By Cantor's Isomorphism Theorem, we know that any two given countable dense subsets $D_{1}, D_{2} \subseteq (0,1)$ are order isomorphic. However, this order isomorphism may be quite irregular in the sense that the image of $(0,\varepsilon)\cap D_1$ may have a diameter smaller than $\varepsilon$ while, for some $\varepsilon'<\varepsilon$, the image of $(0,\varepsilon')\cap D_1$ may have a diameter bigger than $\varepsilon'$. That is, around $0$, it may be contracting at some scale but expansive at a smaller one, hence irregular at zero. So I wonder
Q: What's the infimum $\nu_0\geq0$ such that, for any two given countable dense subsets $D_1,D_2\subseteq(0,1)$ and any $\nu\geq\nu_0$, we can find an order isomorphism $f_\nu:D_1\to D_2$ such that $\forall t\in D_1:f_\nu(t)\leq (1+\nu)t$? Is it a minimum?

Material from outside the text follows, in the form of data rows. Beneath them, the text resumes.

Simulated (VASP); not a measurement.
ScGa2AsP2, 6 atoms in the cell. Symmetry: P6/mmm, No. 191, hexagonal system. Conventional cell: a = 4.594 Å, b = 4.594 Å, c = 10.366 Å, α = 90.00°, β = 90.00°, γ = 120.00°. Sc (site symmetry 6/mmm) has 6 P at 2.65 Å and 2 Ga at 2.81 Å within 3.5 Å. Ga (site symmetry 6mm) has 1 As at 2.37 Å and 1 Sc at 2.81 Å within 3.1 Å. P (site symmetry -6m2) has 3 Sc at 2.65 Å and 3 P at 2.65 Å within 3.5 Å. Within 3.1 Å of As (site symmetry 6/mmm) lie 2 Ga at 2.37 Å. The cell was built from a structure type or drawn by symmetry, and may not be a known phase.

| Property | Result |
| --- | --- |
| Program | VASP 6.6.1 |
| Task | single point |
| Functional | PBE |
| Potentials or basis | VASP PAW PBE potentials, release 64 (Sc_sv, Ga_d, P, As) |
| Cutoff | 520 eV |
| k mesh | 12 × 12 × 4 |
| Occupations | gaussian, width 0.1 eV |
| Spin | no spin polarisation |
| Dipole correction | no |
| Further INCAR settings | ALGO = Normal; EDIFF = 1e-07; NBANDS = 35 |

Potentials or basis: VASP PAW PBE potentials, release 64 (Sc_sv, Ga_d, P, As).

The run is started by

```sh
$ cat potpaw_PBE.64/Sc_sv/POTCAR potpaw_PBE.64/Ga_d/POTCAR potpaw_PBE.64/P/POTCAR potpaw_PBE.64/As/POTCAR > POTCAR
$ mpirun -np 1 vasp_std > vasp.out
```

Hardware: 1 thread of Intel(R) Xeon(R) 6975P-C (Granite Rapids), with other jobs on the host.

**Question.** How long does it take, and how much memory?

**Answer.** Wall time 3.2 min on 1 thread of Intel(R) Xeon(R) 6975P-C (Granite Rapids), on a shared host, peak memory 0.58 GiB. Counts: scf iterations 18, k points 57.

If no such $\nu\geq0$ exists, we consider $\nu_0=+\infty$ as the infimum of the empty set. I believe that $\nu_0$ should be $0$. But I'm not convinced if it should be a minimum or not, i.e. if we can always find and order isomorphism $f: D_1\to D_2$ such that $\forall t\in (0,1):f(t)\leq t$. It could certainly be extended as an order isomorphism $f^\sharp:(0,1)\to(0,1)$ [and thus a homeomorphism from $(0,1)$ to itself] with $t\mapsto\sup\{f(s):s\in D_1\cap(0,t]\}$ where $f^\sharp$ would also satisfy $\forall t\in(0,1):f^\sharp(t)\leq t$ but this doesn't seem to pose any thread (a priori). So I don't know if there could exist some strange counterexample.